Music has the ability to stir up nostalgia and emotion while overcoming barriers such as time and place. Pittance Chamber Music and The Lyris Quartet used that ability to their advantage on Saturday in a tribute to a concert performed in Thorne Hall in 1941.

The Occidental Music Department organized “Encore! Ravel, Britten, Beethoven 1941 & 2014,” which premiered on Saturday, Sept. 20 at Thorne Hall and featured renowned local musical groups Pittance Chamber Music and The Lyris Quartet. The event was designed to be a homage to a concert that showcased the same string quartet piece—String Quartet #1, Opus 25—nearly 74 years ago.

In fact, the history surrounding the 1941 quartet is what inspired Artistic Director of Pittance Chamber Music Lisa Sutton to renew the show.

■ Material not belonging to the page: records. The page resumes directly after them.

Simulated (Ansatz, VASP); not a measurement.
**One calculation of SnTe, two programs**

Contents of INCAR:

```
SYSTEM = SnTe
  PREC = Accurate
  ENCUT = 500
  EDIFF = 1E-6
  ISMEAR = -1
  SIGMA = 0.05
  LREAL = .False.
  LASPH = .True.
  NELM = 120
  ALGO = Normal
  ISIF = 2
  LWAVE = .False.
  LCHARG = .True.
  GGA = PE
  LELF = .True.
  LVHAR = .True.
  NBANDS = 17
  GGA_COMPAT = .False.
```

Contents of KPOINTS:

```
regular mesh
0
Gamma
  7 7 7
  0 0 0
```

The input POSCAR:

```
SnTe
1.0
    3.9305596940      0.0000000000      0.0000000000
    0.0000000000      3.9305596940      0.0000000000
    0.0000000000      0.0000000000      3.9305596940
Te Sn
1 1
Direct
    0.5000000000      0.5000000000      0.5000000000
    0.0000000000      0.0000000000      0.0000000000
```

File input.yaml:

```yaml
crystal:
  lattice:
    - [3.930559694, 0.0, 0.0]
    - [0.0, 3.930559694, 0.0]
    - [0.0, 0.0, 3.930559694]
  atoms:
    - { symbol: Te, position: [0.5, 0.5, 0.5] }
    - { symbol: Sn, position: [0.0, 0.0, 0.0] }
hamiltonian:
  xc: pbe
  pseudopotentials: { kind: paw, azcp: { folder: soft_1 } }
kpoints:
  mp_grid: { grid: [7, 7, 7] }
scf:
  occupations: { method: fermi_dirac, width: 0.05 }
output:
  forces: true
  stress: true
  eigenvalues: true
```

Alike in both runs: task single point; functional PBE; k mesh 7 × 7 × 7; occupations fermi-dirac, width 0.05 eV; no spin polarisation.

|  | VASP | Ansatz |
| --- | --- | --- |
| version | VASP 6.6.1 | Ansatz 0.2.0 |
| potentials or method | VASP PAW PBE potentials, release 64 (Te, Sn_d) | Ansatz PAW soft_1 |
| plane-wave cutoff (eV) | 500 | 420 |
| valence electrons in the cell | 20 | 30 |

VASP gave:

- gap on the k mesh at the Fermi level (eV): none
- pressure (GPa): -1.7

Benjamin Britten, a talented British composer and pacifist, wrote the concert’s featured work after traveling to Los Angeles with his partner, famed vocalist Peter Pears, at the outset of World War II in 1939. Shortly thereafter, Elizabeth Coolidge, an American patron of music, commissioned the piece.

Remsen Bird, Occidental’s then-president, collaborated with Britten in an effort to establish Thorne Hall as a world-class venue—through their collective efforts, Britten’s quartet premiered in Thorne Hall just a few years after its opening in 1938.

“I thought it would be a fun and worthwhile project to perform a replica of the concert 74 years later in the same venue,” Sutton said, “So I contacted David Kasunic at the Occidental Music Department, who was enthusiastic about hosting the concert as a tribute to the long-standing tradition of instrumental music at the college.”

Both directors expressed hope that events like this will inspire more concerts at Thorne Hall in the future.

“The timing of Pittance approaching the music department was perfect,” Kasunic said. “Having a concert such as the one Saturday night is a way to celebrate Oxy’s instrumental music heritage at this important juncture for the department.”

A number of Occidental students found the concert to be a breath of fresh air in the performing arts realm.

As a performer, it’s great to see others get lost in the music, and to get to go on that journey with them,” Nirsaliz Rivas (senior) said.

Prior to the concert, the music department hosted a reception in Booth Courtyard for the community to re-launch the Occidental College Friends of Music, an organization dedicated to notifying students about upcoming musical events on campus.

“We are working with alumni development to reach those alumni who are interested in what concerts and events we’re offering [and] in hearing what our students and faculty are accomplishing,” Kasunic said. “We believe that the Friends of Music will be able to help the college better realize its mission to bring excellence and equity in education.”

Occidental’s next concert will be Sunday, Sept. 28 at 3 p.m. in Bird Studio. Pianist Walter Ponce will be performing pieces by Schubert, Beethoven and Coplan.